I wrote this when my daughter was three and a half and thought I would share with a community that would likely understand…

She is my beautiful staring princess, lashes that lilt upwards gracefully at 30 degrees, glisten with a hint of gloss.  She looks out of a window peacefully chewing her pizza and when I look at her she returns my gaze without pause or inhibition, reflecting the knowledge of the millennia that blazes past us, stuck like a picture fading in time, father and daughter in two thin iron chairs, now looking aslant, out the window and in to the varnish of the wooden table, out into the distance and six inches away.  It feels like it should be raining. 

Then she sees a little picnic table across from us, some little benches against a wall with little cubbies, how she loves everything small.  They are colored magenta and call to her.  She talks me into sitting there, meeting her there in that little place, to talk of her little things, and eat her little French fries and a hardboiled egg.  I sit and can be there but must press on. 

“We have to go shopping,” I say, getting up and taking a few steps away. 

“No, no, no,” she says shifting from the table to the benches, “I have to sit on the little benches.”

I know how to ‘solve’ her simple complexities and can’t resist the temptation:

“I hope they still have some special carts left there.  I hope the other little kids haven’t taken them by now.”  Her eyes stare off behind me emptily, the tiny parts of her elaborate little mind clenching and unclenching almost tangibly.  She bites off the head of a last Yucca fry, which she strangely likes, and grabs the lunch container and goes for the trash, her little ambition now in motion.  She runs, I walk, and we both keep pace.  It feels like we’re holding hands but she’s a few steps behind, and galloping. 

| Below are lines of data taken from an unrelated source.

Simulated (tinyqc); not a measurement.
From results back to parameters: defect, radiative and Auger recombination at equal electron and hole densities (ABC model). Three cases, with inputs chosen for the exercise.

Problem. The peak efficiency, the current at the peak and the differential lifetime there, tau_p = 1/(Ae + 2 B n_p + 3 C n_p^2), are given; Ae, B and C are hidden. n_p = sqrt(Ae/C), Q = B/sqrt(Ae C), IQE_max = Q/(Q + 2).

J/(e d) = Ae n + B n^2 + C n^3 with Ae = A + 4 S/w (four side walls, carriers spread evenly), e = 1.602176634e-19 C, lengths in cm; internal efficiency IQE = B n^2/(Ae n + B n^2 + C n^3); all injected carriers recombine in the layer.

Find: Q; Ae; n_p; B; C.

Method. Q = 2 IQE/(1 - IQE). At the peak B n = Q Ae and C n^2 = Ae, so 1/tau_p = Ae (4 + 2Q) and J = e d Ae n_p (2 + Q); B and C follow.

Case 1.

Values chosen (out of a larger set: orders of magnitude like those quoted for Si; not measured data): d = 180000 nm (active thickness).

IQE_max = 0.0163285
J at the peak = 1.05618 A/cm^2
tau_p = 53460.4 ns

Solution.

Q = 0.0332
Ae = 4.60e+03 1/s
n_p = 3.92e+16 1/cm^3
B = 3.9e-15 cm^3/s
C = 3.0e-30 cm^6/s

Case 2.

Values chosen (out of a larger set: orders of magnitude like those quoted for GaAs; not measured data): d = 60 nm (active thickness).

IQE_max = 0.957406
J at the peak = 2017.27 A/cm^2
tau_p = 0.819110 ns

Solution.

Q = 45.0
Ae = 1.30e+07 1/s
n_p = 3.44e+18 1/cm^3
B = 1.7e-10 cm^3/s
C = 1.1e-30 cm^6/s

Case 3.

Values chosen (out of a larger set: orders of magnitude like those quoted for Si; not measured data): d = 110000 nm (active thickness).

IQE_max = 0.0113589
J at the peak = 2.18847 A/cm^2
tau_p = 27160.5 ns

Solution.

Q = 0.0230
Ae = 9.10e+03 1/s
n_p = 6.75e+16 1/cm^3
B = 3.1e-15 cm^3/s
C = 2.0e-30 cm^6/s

When we get there she is silently thrilled while I make a show of artificial celebration when we see the special cart available (of course, it was always available).  But my neck seizes and my shoulders clench as she gets in very quietly, her thoughts an enigma trapped somewhere inside a little purple hat with owl eyes and two tails, and just enough hair of blond flax to not be mistaken for a boy anymore.